In my college days my favourite professor used to say that spouse should live three to four houses away.
“It is so nice to meet him or her, now and then and spend calm evenings together as the best of the best friends. Then say bye to each other with promises to meet again and go to your bed to sleep peacefully,” he said.
At that juncture of life, when young urge and search for true love was in full bloom, that was hard to believe and difficult to comprehend. But now, after five years of marriage with a gem of person, I am able to make sense of what my witty professor wanted to communicate.
You will be surprised that even though I say that my spouse is a very good person, I do agree with the professor.
Marriage is such a relation that even if you get the best of the universe, you have a long list of disagreements and complaints against your life partner. The problem does not reside in the person, it is in the relation itself; it is too intimate to absorb.

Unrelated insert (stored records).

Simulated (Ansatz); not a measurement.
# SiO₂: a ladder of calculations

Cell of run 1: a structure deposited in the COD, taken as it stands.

As soon two persons marry, they search for compatibility. They forget that compatibility is not an attribute which can be taught or found but has to be developed by ourselves over time if we want and that too, to an extent only.
Image source: iStock
Moreover, for a human being it is difficult to transform after passing a certain age because a substantial part of our personality, outer and inner, has already solidified. Of course we can alter our behaviour pattern, but do you buy a toaster and expect it to make juice for you? The toaster is designed to perform a certain function. Similarly, your spouse is also ‘designed’ to play a certain role in your life.
Rather than start learning those lessons, we set off the journey of marriage with the task to change the other in order to achieve a comfort level with the new room partner.
In case of husband, he wants wife to settle down with all his existing relatives and his house as butter melts in hot soup. In the case of wife, she wants husband to be of the same nature and mind as ‘she’ perceives and expects him to be before marriage or what she thinks a ‘good’ husband should be. And the joy of marriage fades away within a year or a few months—or sometimes just a few days.
Five years ago, I was married to a gentleman who liked clarity in thoughts and simplicity in ways of living. But soon I realised, as happens in most marriages (‘the truth’ always comes out later), that simplicity was not always a virtue. What about all the luxuries of life especially when you know you have the calibre to acquire them? Clarity of thoughts is good but sometimes it brings rigidity along and makes a person so confident of himself that he becomes self-centred.
In just a year, the other side of the coin showed up. Step by step many ‘secrets’ were revealed. Though we all know it’s always the head behind the tail yet we expect the head behind the head, when it comes to relations.
Then the next four years were filled up with arguments, clarifications and accusations. Both of us criticised and worked ourselves up to teach each other ‘the right thing’. We fought. How could one allow the other to damage one’s interests? All my dreams and expectations were shattered and he always missed his beloved ‘peace’.
Realisations on Marriage
Now after spending five years in the battlefield of marriage, I have some realisations which provided great relief to me. I am sharing these ideas with you with the hope that they could be of use to you as well:
1. Marriages are made in heaven but lived on earth.
2. Enjoy the toast if you bought a toaster and juice in case of juicer. Accept that toaster will remain toaster throughout its life. If you open up all of its parts in order to turn it into juicer, beware!! It will be of no use to you.
3. Once you have made a choice you can always extend the life-span and improve the performance of a machine and a relation by using it wisely and handling with care.
4. To teach a grown up it is sufficient to mention once or twice. If it is ignored it shows that the person is not ready to be taught yet. To teach somebody, sometimes silence works better and sometimes actions and, trust me, they are louder than our screams and shouts.
5. Compatibility is not taught but learnt, it is an effort.
Realisations on marriage a married woman wants to share with you. Image source: iStock
6. By no means you can make other person ‘understand’ something if he or she is not willing to understand first.
7. Stop teaching, learn yourself.
8. Differences are not always meant to be sorted out; many of them can be enjoyed. And every wrong need not be corrected.
9. Never lose your focus in life in exchange for the high hopes of marriage. Always have at least one passion in which you can absorb yourself. That is the only key to fulfillment.
10. Every relation is meant to give you some tips of life.
If you think that these ideas do not work for you, you can start saving money to buy another house in the vicinity, not for your spouse, but for yourself.